Chinese Vice Premier Ma Kai and German Finance Minister Wolfgang Schaeuble. On March 17 Germany confirmed it was joining the AIIB.
Chinese Vice Premier Ma Kai and German Finance Minister Wolfgang Schaeuble. On March 17 Germany confirmed it was joining the AIIB.
Wang Bijun and Zhang Ming

BEIJIJNG — On March 12, Britain applied to join the China-led Asian Infrastructure Investment Bank (AIIB) as a founding member. It was the first major Western country to do so. Other European countries including France, Germany, Italy, but also Luxemburg and Switzerland have since followed suit. Not only has the AIIB attracted more than 20 Asian countries, but it has surprised many by appealing to the advanced Western nations.

So why are European countries so eager to join the AIIB?

First, because as the Chinese economy's global influence grows, developing their trade and investment cooperation with China has become a strategic priority. Even though China's rate of growth has been slowing recently, as the world's second largest economy the absolute level of China's economic influence remains high and enables it to play a pivotal role in the global economy.

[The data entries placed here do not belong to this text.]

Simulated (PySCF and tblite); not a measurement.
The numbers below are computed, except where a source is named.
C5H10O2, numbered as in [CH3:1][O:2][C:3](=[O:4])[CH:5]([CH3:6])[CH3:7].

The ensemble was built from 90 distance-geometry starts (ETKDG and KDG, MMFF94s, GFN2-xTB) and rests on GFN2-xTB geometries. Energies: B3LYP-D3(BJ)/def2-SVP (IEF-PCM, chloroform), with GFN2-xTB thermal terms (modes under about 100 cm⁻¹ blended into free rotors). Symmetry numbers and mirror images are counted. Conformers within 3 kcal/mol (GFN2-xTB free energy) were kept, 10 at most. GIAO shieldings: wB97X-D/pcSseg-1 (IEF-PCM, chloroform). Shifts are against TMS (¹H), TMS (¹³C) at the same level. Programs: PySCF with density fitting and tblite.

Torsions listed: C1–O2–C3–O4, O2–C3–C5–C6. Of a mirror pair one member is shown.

This is why even when, for its own strategic and geopolitical considerations, America repeatedly expressed its opposition to its allies' joining the new financial institute, these countries ignored Washington, preferring to bet on both sides.

Secondly, these European countries are expecting immediate benefits from the investment returns of the AIIB, aiming to win a share of the fruit of the emerging Asian economic growth. The overall economic performance of the Eurozone is sluggish while Europe's political landscape is uncertain and plagued by complicated and entangling problems such as Greece and Ukraine. The Old Continent is in urgent need of a new path to economic growth.

Infrastructure appetite

The establishment of the AIIB dates back to 2013 during visits by China's President Xi Jinping and Premier Li Keqiang to different Southeast Asian countries. The aim is to support infrastructure construction in these developing countries, amidst a large shortfall in the funding of these projects. As the Asian Development Bank estimated, in the next eight to ten years, demand for Asian infrastructure funding will reach $730 billion a year.

By contrast, the World Bank and the Asian Development Bank's investments in Asia total only around $30 billion annually. The establishment and operation of the AIIB is expected to make up the shortfall, to promote regional development and undoubtedly bring about huge business opportunities. Therefore, it is not at all difficult to understand the eagerness of the major European states in grasping a potential investment opportunity outside the EU.

The implication of signing up advanced countries to the AIIB is twofold. First, it significantly boosts the representation and diversity of the institution since before the UK, France, Germany and Italy joined up, the new bank's funding members were, except for
China and India, relatively small economies, hailing almost exclusively from Asia. The United States continues to preach that without major Western countries' participation in the structure it will not reach the high standard of other multilateral development organizations such as the World Bank, especially in such aspects as linking loans to environmental standards and clean governance.

The European countries' eagerness to join can thus be viewed as a slap to America, and a helping hand to the new bank in exerting greater influence in multilateral economic cooperation.

In addition this will also put greater pressure on the countries which, for various reasons, haven't yet applied to sign up for AIIB. To avoid being marginalized, South Korea and Australia have in the last few days given indications that they would reconsider their previous refusal to join.

The European countries' participation in the AIIB is also likely to stimulate the US and Japan to step up their negotiations over the "Trans-Pacific Partnership Agreement" (TPP). Since President Obama informed Congress of his intention to launch the America-led regional free trade talks, originally programmed to be finished by the end of 2013, the negotiations have stalled.

The US and Japan account for more than 70% of the total economic output of TPP members. One of the important reasons why the talks haven't progressed is because of an increasing divergence between the two powers, in particular over their respective industrial sectors' interests, such as in automotive and agricultural issues, and the resulting political pressure.

A question of leadership

The emerging countries have long wished to play a more important role in international economic and financial governance, particularly in light of the lessons of the 2008 financial crisis, as well as their growing share of global economy. Against this background, the new China-led international bank aims to provide a platform for raising the influence of the emerging markets.

Nevertheless, whether China has the ability to play the leading role in smoothly and successfully operating this bank has repeatedly been questioned. Not only does China lack experience in operating a multilateral institute or project, it does not possess the knowledge base and the corresponding institutional mechanisms. Meanwhile, China's experience in developing Africa has always been accused of lacking transparency and being entirely devoted to extracting resources.

Since the UK, France, Germany and Italy are key stakeholders in existing development banks, their accession to AIIB will help on many fronts: its governance structure, decision-making mechanism, financing and fund-raising, project operations, risk management, information disclosure and performance evaluation. With their proven experience and team work this will increase the AIIB's operational capability to an international level.

The advanced countries' joining the AIIB is a great opportunity, but will also render it an even greater test of Chinese leadership in the world.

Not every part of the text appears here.